President Hassan Rohani has said that the Iranian people continue to support the clerical establishment despite foreign pressure but insisted that the country's leaders must listen to protesters behind a recent wave of unrest.
Rohani made the comments on January 31, hours after President Donald Trump said the United States stands with the people of Iran against the country's “corrupt dictatorship.”
"The Iranian nation will never give up Imam Khomeini's legacy: Islamism and Republicanism. Return is impossible," Rohani said during a visit to the mausoleum of Ayatollah Ruhollah Khomeini, the founder of Iran’s Islamic republic, near Tehran.
"As long as people love the culture of Islam and love their Iran and safeguard their national unity, no superpower can change the path of this nation," he also said, referring to the United States.
Rohani also hinted that popular support was at risk if the Iranian establishment did not listen to angry protests that have swept the country in recent weeks.
"All officials of the country should have a listening ear for people's demands and wishes," he said.
During his first State of the Union address on January 30, Trump referenced the protests that hit dozens of towns and cities over the new year.
“When the people of Iran rose up against the crimes of their corrupt dictatorship, I did not stay silent,” he said. “America stands with the people of Iran in their courageous struggle for freedom.”
"Trump again confirms his ignorance of Iran & region. Everyone knows where he stands; and it's certainly not with Iranians," Iranian Foreign Minister Mohammad Javad Zarif later said in a message on Twitter.

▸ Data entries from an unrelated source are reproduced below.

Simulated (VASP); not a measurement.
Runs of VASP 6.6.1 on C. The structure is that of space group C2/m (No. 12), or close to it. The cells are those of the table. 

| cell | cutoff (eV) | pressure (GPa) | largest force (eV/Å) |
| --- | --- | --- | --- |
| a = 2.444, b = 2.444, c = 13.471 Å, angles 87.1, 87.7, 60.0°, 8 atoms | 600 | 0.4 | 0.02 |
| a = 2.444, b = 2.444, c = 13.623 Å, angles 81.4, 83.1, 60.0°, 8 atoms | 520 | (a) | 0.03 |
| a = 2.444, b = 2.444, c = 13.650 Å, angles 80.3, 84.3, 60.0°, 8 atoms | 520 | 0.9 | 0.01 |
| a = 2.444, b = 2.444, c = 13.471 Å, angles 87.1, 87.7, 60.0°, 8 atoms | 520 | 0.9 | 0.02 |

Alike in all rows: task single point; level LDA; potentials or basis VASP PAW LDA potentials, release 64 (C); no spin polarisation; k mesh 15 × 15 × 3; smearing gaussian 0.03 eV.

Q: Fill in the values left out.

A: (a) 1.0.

Rohani’s comments also came a day after Mehdi Karrubi, a prominent Iranian reformist who has been under house arrest for the past seven years, said that major reforms were needed "before it is too late."
In an open letter to Supreme Leader Ayatollah Ali Khamenei, Karrubi said that the recent protests were inevitable because of the depth of "injustice, corruption, and discrimination" in the country.
In his address to a joint session of the U.S. Congress, Trump also called on lawmakers to help pass legislation to fix “fundamental flaws” in the landmark nuclear deal between world powers and Iran.
The 2015 accord, which was negotiated under President Barack Obama, lifted crippling Western economic sanctions against Tehran in exchange for curbs on its nuclear program.
But the U.S. president has stopped short of tearing up the deal altogether, a move some analysts feared could lead Iran to move more quickly to develop a nuclear weapon -- something Tehran says it has not done and does not plan to do.